Modern Art Monday Presents: Gustav Klimt, Adele Bloch-Bauer II

Adele Bloch Bauer
Photo By Gail

This painting  is one of two formal portraits that Klimt made of Adele Bloch-Bauer, one of the artists most important patrons.  The wife of the successful industrialist, Bloch-Bauer  was a prominent member of the Vienna’s  cultural elite, serving as a key supporter of the arts and the founder of a salon for artists and writers. Klimt’s  composition, completed when Bloch-Bauer was about 30 years old, emphasizes her social station: her towering figure, in opulent dress,  extends to the vertical limits of the canvas and confronts the viewer head-on from its center.  She poses against a jewel-toned backdrop of nearly abstract pattern blocks that suggest a richly decorated domestic interior.
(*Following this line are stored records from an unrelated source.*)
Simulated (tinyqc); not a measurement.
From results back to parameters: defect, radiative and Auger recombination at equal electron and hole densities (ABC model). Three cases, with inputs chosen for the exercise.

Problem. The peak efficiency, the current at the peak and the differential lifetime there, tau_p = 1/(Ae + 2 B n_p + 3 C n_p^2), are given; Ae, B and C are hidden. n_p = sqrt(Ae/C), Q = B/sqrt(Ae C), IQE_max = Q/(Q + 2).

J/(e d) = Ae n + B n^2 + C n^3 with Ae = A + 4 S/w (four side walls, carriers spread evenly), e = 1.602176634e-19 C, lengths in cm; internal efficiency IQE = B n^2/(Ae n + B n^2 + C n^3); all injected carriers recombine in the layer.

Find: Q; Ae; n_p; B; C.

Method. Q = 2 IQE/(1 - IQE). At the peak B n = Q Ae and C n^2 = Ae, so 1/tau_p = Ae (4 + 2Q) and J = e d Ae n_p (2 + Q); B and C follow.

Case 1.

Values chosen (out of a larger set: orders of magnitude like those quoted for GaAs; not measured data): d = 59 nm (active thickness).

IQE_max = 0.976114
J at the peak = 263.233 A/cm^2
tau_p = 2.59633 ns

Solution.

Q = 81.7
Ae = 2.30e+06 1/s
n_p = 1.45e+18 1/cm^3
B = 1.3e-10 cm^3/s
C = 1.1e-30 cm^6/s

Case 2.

In 1938,  the Nazi government took possession of this portrait along with other works of art from the Bloch-Bauer family collection (including Adele Bloch-Bauer I, now in the collection of the Neue Gallerie  in New York). In 2006, after years of legal negotiations, the works were returned to the Bloch-Bauer heirs and subsequently sold to other collections. The Museum of Modern Art presents Adele Bloch-Bauer II (1912) as a generous loan from its current owner.